To misquote Elmer Fund, ” It’s Tuna Season!”

Pacific Albacore tuna season started a bit late this year but is now in full swing, running from July through September. In case you didn’t realize it, Albacore, IS NOT its overfished and mercury-laden tuna cousins. It is troll or pole-and-line caught, endorsed as a “best choice” by Monterey Bay Aquarium Seafood Watch and certified sustainable by the Marine Stewardship Council.

Albacore tuna (Thunnus alalunga), also called Tombo tuna, is a medium-size tuna found in temperate, subtropical and tropical oceans. Albacore tuna live longer and grow more slowly than other tunas. Most Albacore is sold as high-priced “white meat” canned tuna on supermarket shelves. Fresh Albacore has whitish-pink flesh, fairly soft texture and a mild, leaner flavor compared to other tuna species. I do not recommend Atlantic Albacore because it has been substantially overfished, but Albacore populations have remained abundant and sustainable in the Pacific.

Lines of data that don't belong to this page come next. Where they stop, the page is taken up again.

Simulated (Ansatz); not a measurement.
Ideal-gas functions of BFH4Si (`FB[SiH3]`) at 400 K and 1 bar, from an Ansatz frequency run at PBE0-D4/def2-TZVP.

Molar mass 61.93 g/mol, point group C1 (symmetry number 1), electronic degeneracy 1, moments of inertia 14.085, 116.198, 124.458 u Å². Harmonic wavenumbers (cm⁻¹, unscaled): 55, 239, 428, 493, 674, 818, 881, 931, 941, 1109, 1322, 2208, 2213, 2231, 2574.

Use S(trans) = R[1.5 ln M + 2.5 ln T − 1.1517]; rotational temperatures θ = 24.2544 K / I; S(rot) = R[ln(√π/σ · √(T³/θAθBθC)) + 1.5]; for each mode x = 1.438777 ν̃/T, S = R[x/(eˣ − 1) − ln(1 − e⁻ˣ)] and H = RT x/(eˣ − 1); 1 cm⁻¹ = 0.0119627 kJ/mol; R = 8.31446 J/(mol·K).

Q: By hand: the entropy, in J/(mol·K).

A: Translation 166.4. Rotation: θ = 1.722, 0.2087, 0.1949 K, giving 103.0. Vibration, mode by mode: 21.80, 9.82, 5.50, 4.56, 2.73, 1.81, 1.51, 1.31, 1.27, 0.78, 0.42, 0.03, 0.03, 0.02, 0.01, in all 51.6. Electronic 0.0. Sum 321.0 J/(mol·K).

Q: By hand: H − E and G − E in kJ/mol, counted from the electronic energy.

olive oil poached Albacore tuna sandwiches

This is not the tuna sandwich your mom use to make for you for lunch.

The following recipe is based on a Tuna Salad recipe I did for Fine Cooking magazine. This dish is appealing for the home cook because it is simple, versatile and flavorful. The idea behind poaching in olive oil is to impart the delicate flavor of the oil to the fish without deep frying. The key is to keep the temperature of the oil below 190°F, so you should have an instant-read thermometer for this recipe. Leftover poaching oil can be strained and stored in an airtight container in the refrigerator and used again to make a flavorful base for salad dressings.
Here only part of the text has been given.